Monday, September 5, 2016

IHS Maritime: The rise and fall of South Korean shipbuilding

JAKARTA - Asian shipbuilding is in crisis. This should worry all of us because Asian yards build more than 90% of the world’s ships. Japan became top nation in the 1970s, South Korean took the crown in the 1980s and 1990s, and the years since 2000 have seen China’s rise to prominence in the number of shipyards and across many sectors of the industry. So successful have these nations become that they now drive the construction industries in Vietnam and the Philippines.

But size is no guarantee of robustness. Japanese yards reflect the national demographic: an ageing workforce and a shortage of young apprentices mean that within five years Japanese builders will need to refocus. The problem for China is not its workforce but debt. The pursuit of market share without attention to the need for profitability has left yards deeply indebted at a time when newbuilding orders have dried up.

Of greater concern is South Korea, from where the news is bleak and has already seen Hanjin filling for court receivership. In September last year, the government, business leaders, and unions drafted a tripartite agreement on labour market reform as part of President Park’s prioritising economic growth over what was already a pretty flimsy social security net. Within a few months, both of Korea’s largest umbrella unions had withdrawn from the agreement, leaving the way open to strikes and disruptive protests over salaries, corporate debt restructuring, redundancies, and employee rights.

Partial strike action at Samsung Heavy Industries, Hyundai Heavy Industries, and Daewoo Shipbuilding & Marine Engineering has already taken place, and is likely to become a regular feature of the industrial process the longer the dearth of newbuilding orders goes on. It is feared that protest action both in Seoul and in shipbuilding communities including Ulsan will involve thousands of workers and could cause some violence.

In June, President Park called for a “bold restructuring” of shipbuilding by downsizing the overgrown workforce and a tighter control over costs. If this doesn’t happen, she said, the future of Korean shipbuilding – and the national economy – will be threatened. What’s the background to this, and how significant is it to shipping in 2016?

In the 1960s and 1970s, a series of five-year plans was set up to build a self-sufficient and increasingly modern industrial structure; among the sectors prioritised were steel, machinery, and chemicals. The Third Development Plan (1972-76) achieved rapid progress in building an export-oriented structure focusing on iron and steel, transport machinery, household electronics, petrochemicals, and shipbuilding. Critical industries were built up in the south of the country – which had the benefit of being far from the border with North Korea but also of providing work for deprived rural areas.

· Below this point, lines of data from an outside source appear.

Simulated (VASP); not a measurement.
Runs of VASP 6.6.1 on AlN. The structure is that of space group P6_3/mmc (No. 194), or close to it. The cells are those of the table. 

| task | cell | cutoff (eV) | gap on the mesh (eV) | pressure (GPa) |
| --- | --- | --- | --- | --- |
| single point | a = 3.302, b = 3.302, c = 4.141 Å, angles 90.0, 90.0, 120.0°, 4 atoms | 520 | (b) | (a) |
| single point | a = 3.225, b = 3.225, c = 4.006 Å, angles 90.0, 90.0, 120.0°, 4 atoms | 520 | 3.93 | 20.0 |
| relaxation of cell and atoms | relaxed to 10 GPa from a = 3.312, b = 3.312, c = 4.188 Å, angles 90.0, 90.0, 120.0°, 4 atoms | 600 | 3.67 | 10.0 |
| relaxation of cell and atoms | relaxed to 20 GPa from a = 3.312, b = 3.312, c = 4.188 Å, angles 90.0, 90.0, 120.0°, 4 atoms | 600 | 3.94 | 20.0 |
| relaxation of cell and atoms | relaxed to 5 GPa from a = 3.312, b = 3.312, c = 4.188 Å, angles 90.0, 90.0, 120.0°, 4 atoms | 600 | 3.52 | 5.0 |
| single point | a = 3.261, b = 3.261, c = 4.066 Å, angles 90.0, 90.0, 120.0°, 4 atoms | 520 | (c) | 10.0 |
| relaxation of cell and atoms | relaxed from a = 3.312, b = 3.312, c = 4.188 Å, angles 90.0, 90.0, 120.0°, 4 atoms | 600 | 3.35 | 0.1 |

Shipbuilding was identified as a strategic industry in the Fourth Development Plan (1977-81) because it was technology-intensive and skilled labour-intensive. The government’s generous financial assistance programme ensured that Korean shipbuilding focused on high-quality products at a competitive price at a time when more advanced economies were cutting their investment in heavy industry.

By the time of the Sixth and Seventh development plans of the late 1980s and early 1990s, the focus had shifted to micro-electronics, new materials, fine chemicals, bioengineering, optics, and aerospace. South Korea had moved beyond heavy industry and shipbuilding, leaving the world’s largest yards increasingly separated from the country’s economic theory.

Since the 1990s, South Korean shipyards have shifted up the scale to container ships, chemical and product tankers, offshore vessels and floating production storage and offloading vessels. But sophisticated ships carry higher risk. Revenue at fourth-largest builder STX Offshore & Shipbuilding hit the buffers when offshore exploration and production collapsed after the oil price plunge in late 2014. The business is now owned by Korea Development Bank, NH Bank, Export-Import Bank of Korea, Woori Bank, Shinhan Bank, and Korea Exchange Bank. Auditors believe STX O&S is unlikely to post an operating profit before 2021.

This is an industry in a dark place, and shipping is seriously worried. It is lamentable that what’s happening right now with the yard situation in South Korea is a tremendous event that will impact us in the long term. Tens of thousands of people are losing their jobs there, capacity is being rationalised, and the banks are in charge. It will impact the pricing decisions of the yards for many years to come.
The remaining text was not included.